Richard Crashaw, Steps to the Temple, The Delights of the Muses (1646) and Carmen Deo Nostro (1652)

Genre: devotional poetry, experimenting with metaphysical imagery borrowed from the continental tradition of the religious mystics (esp. St. Teresa of Avila) and from visual art forms associated with Catholic celebrations of saints' sufferings and mystics' visions.

Form: mainly tetrameter couplets, with some metrical experiments in alternating tetrameter and dimeter ("Infant Martyrs").

Characters: saints and innocents, Jesus and the angels.
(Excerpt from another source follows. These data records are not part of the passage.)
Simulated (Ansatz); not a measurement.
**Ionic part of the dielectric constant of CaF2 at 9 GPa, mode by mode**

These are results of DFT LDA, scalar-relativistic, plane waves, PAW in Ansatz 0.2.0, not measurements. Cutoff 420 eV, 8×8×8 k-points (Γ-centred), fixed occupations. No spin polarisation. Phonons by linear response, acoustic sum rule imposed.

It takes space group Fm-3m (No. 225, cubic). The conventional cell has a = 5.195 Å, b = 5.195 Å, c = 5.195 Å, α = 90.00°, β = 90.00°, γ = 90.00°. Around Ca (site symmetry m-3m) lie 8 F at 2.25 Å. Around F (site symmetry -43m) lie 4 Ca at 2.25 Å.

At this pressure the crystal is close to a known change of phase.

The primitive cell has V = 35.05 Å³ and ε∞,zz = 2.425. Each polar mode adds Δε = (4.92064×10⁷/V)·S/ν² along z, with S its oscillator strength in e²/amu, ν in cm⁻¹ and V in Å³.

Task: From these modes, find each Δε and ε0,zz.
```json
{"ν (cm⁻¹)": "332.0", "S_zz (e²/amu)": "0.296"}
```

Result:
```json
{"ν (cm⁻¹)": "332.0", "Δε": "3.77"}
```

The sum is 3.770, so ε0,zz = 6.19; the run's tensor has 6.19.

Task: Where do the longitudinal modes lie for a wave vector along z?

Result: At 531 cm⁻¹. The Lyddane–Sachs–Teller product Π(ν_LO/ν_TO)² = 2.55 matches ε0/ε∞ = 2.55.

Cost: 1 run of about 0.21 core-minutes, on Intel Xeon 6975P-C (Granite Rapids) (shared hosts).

Summary: Crashaw is the foremost exponent of the style that critics now call (after W. Sypher, 1955) the Baroque [from the French for an irregularly shaped pearl, perhaps from the Arabic (buraq) for stony or pebbled ground].  Baroque style resolves the agonized conflicts of Mannerism, which we see in the metaphysical conceits of Donne, Herbert, and some Herrick.  Those poets created exotic and self-consciously inappropriate metaphors (lover-Beloved are like the feet of the navigator's compass, in Donne's "Validiction: Forbidding Mourning") to lure the reader into a felt appreciation of their emotional distress beyond the immediate stimulus of the poem's situation (they're parting for a while, but their grief makes his language search for near impossible comparisons).  T.S. Eliot, in his essay on Shakespeare's Hamlet,  said such poetic overstatement (in Hamlet's case, his response to the situation of the play) lacks an "objective correlative" or sufficient motive in the context to warrant the bizarre poetic response (Sypher 192).   The baroque poet, like Crashaw or Milton (in Paradise Lost, not "Lycidas"), chooses a subject so grand and so passionately engaging that the poem's language overflows into massive scenes, exotic images with complex decoration that fills all available space with variations on the main theme, and a tendency to develop the physical sense of a poetic metaphor into all its possible comparative significances (see Crashaw's "On the Wounds of our Crucified Lord," 1390).

Comments on Individual Poems:


Issues and Research Sources:

  1. If Marvell underwent a kind of temporary isolation, Crashaw was not merely forgotten in the next century, but openly mocked (see Norton introduction, 1389).
    • What does that tell us about variations in style, and what might that mean for our contemporary attitudes toward Crashaw's work?

  2. Can Crashaw and the rest of the baroque artists be compared with any movements in recent popular music, given their interests in exotic materialist imagery, working out grotesque and delirious variations on impassioned themes, etc.?  Can the style known as baroque be attached, as Sypher tries to do, to an era's theological or political struggles, and if so, what in our own time might produce such movements?